Using Azure Data Lake to Archive, Audit and Analyse Log Files
When operating relatively big and complex environments, the ability to have all the operational information available as quick as possible is one of the key factors that protect you from downtime and breached SLAs and allow you to have a full view on the environment to act proactively.
There are many cloud and on premises solutions that can be of assistance but there are some cases that require a more customized approach. Don't get me wrong, Azure OMS and other solutions like it are great for maintaining the control and reporting on your services. However, there are some organizations with needs that cannot be covered by OMS, such as really long retention periods, log file formats that cannot be directly parsed, etc.
So what we need is a place to store the files and a very fast way to query them. This is where Azure Data Lake comes into play. Uploading your log files to Azure Data Lake or directly feeding the Data Lake using Azure Stream Analytics will give you the ability to analyze them in whatever way you need since the raw data will be at your disposal. Let's create an Azure Data Lake Storage Account and upload some log files to see it in action!
For the purposes of this demonstration, I've created a dedicated resource group to create the resources in. I advise you to do the same.
Click on the Create Resource button on the top left of the portal and search for Data Lake resource types:
When the Data Lake Storage Gen1 page is loaded, click on the Create button to create a resource.
Name your Data Lake account, select the subscription, resource group and region and click Create.
When the resource deployment job is completed, switch to the resource group. It should contain a Data Lake resource.
Click on the newly created resource to open the Data Lake blade.
Here is where you manage the Data Lake and get all sort of information about the data in it. The most useful tool however is the Data Explorer.

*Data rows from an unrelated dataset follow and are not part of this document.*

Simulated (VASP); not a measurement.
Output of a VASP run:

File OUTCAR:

The Data Explorer is an interface with the storage account that is used to store the data to. From this blade you can create and delete folders, upload files and set permissions. You can also open the Data Lake using Azure Storage Explorer or Visual Studio.
At this time, you should create a strategy on how to store your files in the Data Lake, to make it easier to query them using U-SQL later on. My personal preference when it comes to Exchange servers is to create a directory for each server and inside it directories based on the type of logs.
Let's say for example that we have two exchange servers Exchange2013A and Exchange2013B. The structure of the Data Lake would be something like:
but this is only a suggestion, you are free to structure it as you like.
To upload files to the data lake you can use the Data Explorer but it is limited to uploading a small number of files at a time. You can manage the files and folders by using the Azure Storage Explorer which will make things a little bit easier. Of course you can also develop your own scripts and applications to manage the content on the data lake.
Now that we've configured the Data Lake storage and uploaded some files, it's time to start running queries on the data!
What we'll need is a Data Lake Analytics resource. Click the Create Resource button and search for Data Lake Analytics and then click Create.
Fill a name for the resource, select the subscription, resource group and location for the resource and pick the Data Lake Account we've previously created.
When the deployment is completed, a new resource should be available in the resource group:
Click on the newly created resource to open the Data Lake Analytics blade:
Our first job would be to create a database and a function to read the IIS log files. Click on the New Job button and fill in the following code:
CREATE DATABASE IF NOT EXISTS Logs; DROP FUNCTION IF EXISTS Logs.dbo.GetLogFiles; CREATE FUNCTION Logs.dbo.GetLogFiles () RETURNS @result TABLE ( s_date string, s_time string, s_sitename string, cs_method string, cs_uristem string, cs_uriquery string, s_port int, cs_username string, c_ip string, cs_useragent string, cs_referer string, sc_status int, sc_substatus int, sc_win32status int, s_timetaken int ) AS BEGIN @result = EXTRACT s_date string, s_time string, s_sitename string, cs_method string, cs_uristem string, cs_uriquery string, s_port int, cs_username string, c_ip string, cs_useragent string, cs_referer string, sc_status int, sc_substatus int, sc_win32status int, s_timetaken int FROM @"/Logs/{*}/IIS/{*}.log" USING Extractors.Text(delimiter:' ', skipFirstNRows:4, silent:true); RETURN; END;
Submit the job to create the database and the function. The function is configured to read from all the files in each IIS directory that have the extension .log. Moreover, I've chosen to ignore the first four rows since those contain comments about the file and will cause issues with the default extractor.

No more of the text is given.